Bedrich Smetana was a Czech composer, who has been referred to as the Father of Czech music. He had a number of difficulties in his life, however, and by the end of his life he was completely deaf, and had mental health difficulties for which he was placed into an asylum. Although the Father of Czech music, Smetana is probably not the best known Czech composer (that title probably belongs to Dvorak whose music will feature in a later playlist).
Ralph Vaughan-Williams was an English composer born into a wealthy family. He strongly felt that music could and should be available to anyone. He wrote many pieces of music for amateur and student performers.
Born in 1875 in London, Coleridge-Taylor, named after the poet Samuel Taylor Coleridge, was a composer and prominent conductor in the early 1900s. Despite being a successful conductor, Coleridge-Taylor struggled financially and so he sold the rights to what became his most successful work, Hiawatha’s Wedding Feast, for a small sum to make some immediate money. He learned from this experience not to give up the rights to his creative endeavours.

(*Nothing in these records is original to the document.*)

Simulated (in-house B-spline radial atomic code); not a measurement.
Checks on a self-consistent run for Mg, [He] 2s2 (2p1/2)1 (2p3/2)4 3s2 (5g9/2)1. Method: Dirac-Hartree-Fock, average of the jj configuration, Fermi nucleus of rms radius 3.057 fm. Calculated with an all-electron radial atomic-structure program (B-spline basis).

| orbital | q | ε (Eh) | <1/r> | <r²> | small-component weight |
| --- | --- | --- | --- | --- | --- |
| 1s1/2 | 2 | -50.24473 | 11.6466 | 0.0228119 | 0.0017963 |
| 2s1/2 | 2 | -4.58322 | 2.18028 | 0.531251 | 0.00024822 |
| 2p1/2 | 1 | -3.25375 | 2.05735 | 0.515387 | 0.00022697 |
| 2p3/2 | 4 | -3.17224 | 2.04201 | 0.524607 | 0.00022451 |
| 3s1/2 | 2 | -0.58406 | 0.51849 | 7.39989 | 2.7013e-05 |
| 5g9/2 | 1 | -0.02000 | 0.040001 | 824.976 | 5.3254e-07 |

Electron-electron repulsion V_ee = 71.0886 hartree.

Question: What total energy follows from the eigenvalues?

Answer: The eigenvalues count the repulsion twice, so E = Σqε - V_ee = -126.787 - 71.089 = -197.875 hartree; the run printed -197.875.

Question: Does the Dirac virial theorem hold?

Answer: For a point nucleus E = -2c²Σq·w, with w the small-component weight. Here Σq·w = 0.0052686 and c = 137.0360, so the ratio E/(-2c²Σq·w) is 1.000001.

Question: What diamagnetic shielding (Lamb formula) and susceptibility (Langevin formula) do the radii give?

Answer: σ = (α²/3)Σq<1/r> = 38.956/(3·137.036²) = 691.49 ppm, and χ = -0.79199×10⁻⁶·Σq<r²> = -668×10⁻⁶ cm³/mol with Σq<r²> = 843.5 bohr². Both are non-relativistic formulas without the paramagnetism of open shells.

Sergei Vasilyevich Rachmaninoff
Sergei Rachmaninoff was a Russian composer born into a musical family which inspired him to start playing piano at the age of 4. He was very influenced by his contemporaries like Mussorsky, Tchaikovsky and Rimsky-Korsakov. After the Russian Revolution Rachmaninoff’s family relocated to America, settling in New York in 1918 where he remained until his death in 1943. Rachmaninoff is perhaps best known for composing beautiful and brilliant, but very difficult works for piano and orchestra.
Gustav Theodore Holst
Gustav Holst was an English composer and teacher. He was a pioneer of music education for girls and composed many pieces for the students St Paul’s Girl’s School where he taught from 1905 to 1934. I have given you one of the movements from The Planets Suite and St Paul’s Suite to listen to. See if you can spot the now famous tunes contained within them. As a hint for the St Paul’s Suite, as the whole of that piece is linked to below, the tune you are looking for is in the finale, Dargason.
Ravel was a French composer who was, like his contemporary Debussy associated with the Impressionist movement in music history; although he, like Debussy again, did not like this association. Ravel was not as prolific a composer as many of the others in these playlists. He worked very slowly, and was as involved with orchestrating (arranging the music that was written for, say, piano for the orchestra) other composers’ works as writing his own. He was quite heavily involved in recording as a way to bring his music to a wider audience. He took part in several recording sessions and supervised some other recording sessions of his own works.
I thought hard about whether to include Scott Joplin in this playlist because his music does not fit the sound that I would associate with Romantic or Impressionist music – it would not, really, as he composed ragtime music – but he was composing at the same time as the composers above and so I decided that he should be included in this playlist. Joplin was an American composer and pianist who was known as the “King of Ragtime”. In fact, one of his first pieces became ragtime’s most influential hit.